My first coherent thought upon arriving in France was “I must put on my yellow hat”.
This was hardly a promising beginning in a land where fashion is inarguably more important than in pyjamas-in-Tesco Britain, but I was suffering from a lack of sleep and food (I’d flown from America), and my first thought was to get out of the airport and into a house. Although the details in my somnolent mind were rather hazy, I knew that somehow, a yellow hat would get me there.
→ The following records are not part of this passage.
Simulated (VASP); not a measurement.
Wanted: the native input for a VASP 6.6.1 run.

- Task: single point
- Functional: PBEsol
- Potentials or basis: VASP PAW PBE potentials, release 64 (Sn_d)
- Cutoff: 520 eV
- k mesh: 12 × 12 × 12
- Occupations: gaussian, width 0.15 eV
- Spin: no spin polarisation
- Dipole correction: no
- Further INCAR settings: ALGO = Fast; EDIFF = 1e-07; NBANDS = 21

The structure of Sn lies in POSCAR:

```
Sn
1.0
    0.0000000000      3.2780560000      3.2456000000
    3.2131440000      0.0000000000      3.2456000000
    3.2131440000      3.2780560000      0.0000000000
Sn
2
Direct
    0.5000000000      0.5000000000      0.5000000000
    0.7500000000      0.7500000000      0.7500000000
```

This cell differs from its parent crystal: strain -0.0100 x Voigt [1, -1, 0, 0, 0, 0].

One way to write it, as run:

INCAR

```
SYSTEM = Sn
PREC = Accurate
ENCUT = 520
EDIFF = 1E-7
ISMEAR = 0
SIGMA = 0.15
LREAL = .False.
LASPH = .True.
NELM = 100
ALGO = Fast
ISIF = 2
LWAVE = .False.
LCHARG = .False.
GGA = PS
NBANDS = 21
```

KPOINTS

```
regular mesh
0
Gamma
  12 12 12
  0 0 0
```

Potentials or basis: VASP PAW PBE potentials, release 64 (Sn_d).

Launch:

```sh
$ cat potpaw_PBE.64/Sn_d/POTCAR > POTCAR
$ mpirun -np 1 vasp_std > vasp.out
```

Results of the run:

Backtrack a week. I was lounging on my sofa at home, slowly working myself into a panicked frenzy in front of my computer screen. In seven days I would land in France, completely SDF, as we say. ‘Sans Domicile Fixe’: a rather PC way of saying ‘homeless’. House-hunting from my sofa was about as effective as any other kind of hunting from a sofa, so I had little to do but wait until I touched ground in France and could see every growing stain of mould, lack of heating and belligerent squatter I was expecting to find in my budget-range of French accommodation.
However, until my very own veritable Versailles materialised, I still needed to find a roof, preferably accompanied by at least three walls, under which to reside in the meantime. Which brings me to my very favourite website.
Couchsurfing.org had rescued me this summer, where I was working in Italy as an au pair for the bambini from hell. One day a week my mission was to be as far away from their screams as possible, and so I found people on Couchsurfing willing to meet up for a pistachio gelato, wander into a cave with me (even many of my friends at Durham draw the line here) or, y’know, introduce me to twenty of their closest friends over a huge dinner. Through other Couchsurfers I met an unbelievably kind Anglo-Italian family who hosted me during my later travels, and ended up offering me and my friend the use of their apartment in Rome for a week. If anyone has travelled to Rome, you will be aware that the offer of accommodation there is somewhat equivalent to someone casually offering you their kidney. So needless to say, I liked this website.
Still, the idea of requesting to stay at the home of a complete stranger in a new country is not without its worries. It still could be filed under ‘Meeting Strangers on the Internet’, which in turn tends to get filed right under ‘Accepting Sweets from Strangers in Unmarked White Vans’ in terms of sensible conduct. I suppose I already crossed that line when I first stuck my thumb out on a road and commenced hitch-hiking all over the place.
Back to my sofa. My actual sofa, that is, not one I found on the Internet. I commenced the difficult task of selecting the first faces I would see in France. Searching couches near where I planned to live, I scanned the myriad photos and profiles, which included a disproportionate amount of men living alone. After a little thought, I settled on a young family of four smiling into the camera. I decided I would feel better if I had something to offer my hosts, and since I have quite a lot of experience with kids, I envisioned offering babysitting services or English lessons. Also, statistically, smiling young parents are less likely to be axe-murderers.
Within a few minutes of arriving, I knew my instincts had been right. The family was easy-going, funny, and understanding. Upon arrival, I had my own room. I had my first babysitting gig the second day I stayed, and my own key the third.
The fifth day, the mother of the family said that we needed to talk. I’ve never been dumped before, but I gathered my ‘sorry’s, stiffened my upper lip and was prepared to take it like a Brit. Instead, to my complete surprise, she said she’d like to invite me to live with her family. Instead of dumping me, I was moving in. We negotiated the terms and settled almost worryingly quickly into living together.
Couchsurfing had outdone itself. It not only found me a temporary place to stay, it also found me my permanent accommodation. It’s not like the website has magical powers. It just allows ordinary people to be kind without (at least in 99% of cases) being too creepy about it.